GENEVA / WASHINGTON DC (14 March 2019) – Brazil must ensure that the killers of human rights defender and city councillor Marielle Franco are brought to justice, say a group of human rights experts* on the anniversary of her death.
Marielle Franco, and her driver Anderson Gomes, were shot dead in their car on 14 March 2018 while returning from a public event. Two former policemen suspected of participating in the murder were arrested on 12 March 2019.
“The killing of Marielle Franco is an attack on the heart of a democratic society and an emblematic case of the threats faced by human rights defenders in Brazil,” said the experts from the UN and the Inter-American Commission on human rights.
“If the State fails to deliver justice in this case, it would send an alarming message to human rights defenders, in particular those facing threats and attacks.”
“Marielle was a source of hope and inspiration in Rio de Janeiro and beyond. She worked tirelessly to promote women’s rights, racial equality, and the rights of LGBTI people.”
Ms Franco also campaigned on behalf of people of African descent and young people in urban areas. She decried the excessive use of force by the military and the actions of militias operating in Rio de Janeiro.
“We acknowledge the work carried out by police investigators and prosecutors, and the concrete progress made in recent days, but more must be done to establish the motives for the attack and uncover those behind it. Brazil must not take the path of impunity,” the experts said.
“The State has an obligation to ensure a thorough, independent and impartial investigation into these killings. We urge Brazil to conclude the investigation as soon as possible by bringing the intellectual and material perpetrators to justice and providing reparation and compensation for the families.”
Note: Additional information has been submitted by the Government in relation to the ongoing investigation, including charges brought against two alleged perpetrators and plans to provide financial compensation to the families.
(*) United Nations experts: Mr. Michal Balcerzak (Poland), Chair of the Working Group of Experts on People of African Descent; Ms Agnes Callamard (France), Special Rapporteur on extrajudicial, summary or arbitrary executions; Mr. David Kaye (USA), Special Rapporteur on the promotion and protection of the right to freedom of opinion and expression; Mr. Clément Nyaletsossi Voule (Togo),Special Rapporteur on the rights to freedom of peaceful assembly and of association; Mr. Michel Forst(France), Special Rapporteur on the situation of human rights defenders; Mr. Philip Alston (Australia), Special Rapporteur on extreme poverty and human rights; Ms E. Tendayi Achiume (Zambia), Special Rapporteur on contemporary forms of racism, racial discrimination, xenophobia and related intolerance; Ms Dubravka Šimonović (Croatia), Special Rapporteur on violence against women, its causes and consequences; Ms Ivana Radačić (Croatia), Chair of the Working Group on the issue of discrimination against women in law and in practice; Mr. Victor Madrigal-Borloz (Costa Rica), Independent Expert on protection against violence and discrimination based on sexual orientation and gender identity; MsLeilani Farha (Canada), Special Rapporteur on adequate housing as a component of the right to an adequate standard of living, and on the right to non-discrimination in this context; Experts from the Inter-American Commission on Human Rights: Ms Esmeralda Arosemena de Troitiño, President of the IACHR: Ms Antonia Urrejola, Second Vice-President of the IACHR and country rapporteur for Brazil;Mr. Francisco Eguiguren, Rapporteur on the rights of Human Rights Defenders.
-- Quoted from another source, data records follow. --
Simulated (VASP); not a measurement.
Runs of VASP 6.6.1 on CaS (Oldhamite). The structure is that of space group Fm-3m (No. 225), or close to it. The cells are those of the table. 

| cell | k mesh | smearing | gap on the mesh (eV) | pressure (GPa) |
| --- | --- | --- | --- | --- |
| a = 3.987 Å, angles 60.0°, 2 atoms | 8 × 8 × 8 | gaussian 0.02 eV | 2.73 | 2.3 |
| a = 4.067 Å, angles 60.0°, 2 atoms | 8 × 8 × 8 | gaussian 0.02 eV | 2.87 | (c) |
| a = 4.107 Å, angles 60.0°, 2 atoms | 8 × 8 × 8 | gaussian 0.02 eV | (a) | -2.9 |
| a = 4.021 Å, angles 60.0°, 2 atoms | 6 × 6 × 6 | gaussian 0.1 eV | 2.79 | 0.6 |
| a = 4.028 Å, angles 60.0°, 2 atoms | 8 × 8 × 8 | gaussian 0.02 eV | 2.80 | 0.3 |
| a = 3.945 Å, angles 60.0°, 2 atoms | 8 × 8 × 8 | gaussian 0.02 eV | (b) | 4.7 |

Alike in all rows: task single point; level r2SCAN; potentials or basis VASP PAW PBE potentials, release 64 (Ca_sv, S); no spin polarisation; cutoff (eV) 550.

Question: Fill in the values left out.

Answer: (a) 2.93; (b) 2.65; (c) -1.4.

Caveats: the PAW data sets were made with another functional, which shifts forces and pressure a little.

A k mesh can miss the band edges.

The UN Special Rapporteurs and Working Groups are part of what is known as the Special Proceduresof the Human Rights Council. Special Procedures, the largest body of independent experts in the UN Human Rights system, is the general name of the Council’s independent fact-finding and monitoring mechanisms that address either specific country situations or thematic issues in all parts of the world. Special Procedures experts work on a voluntary basis; they are not UN staff and do not receive a salary for their work. They are independent from any government or organization and serve in their individual capacity.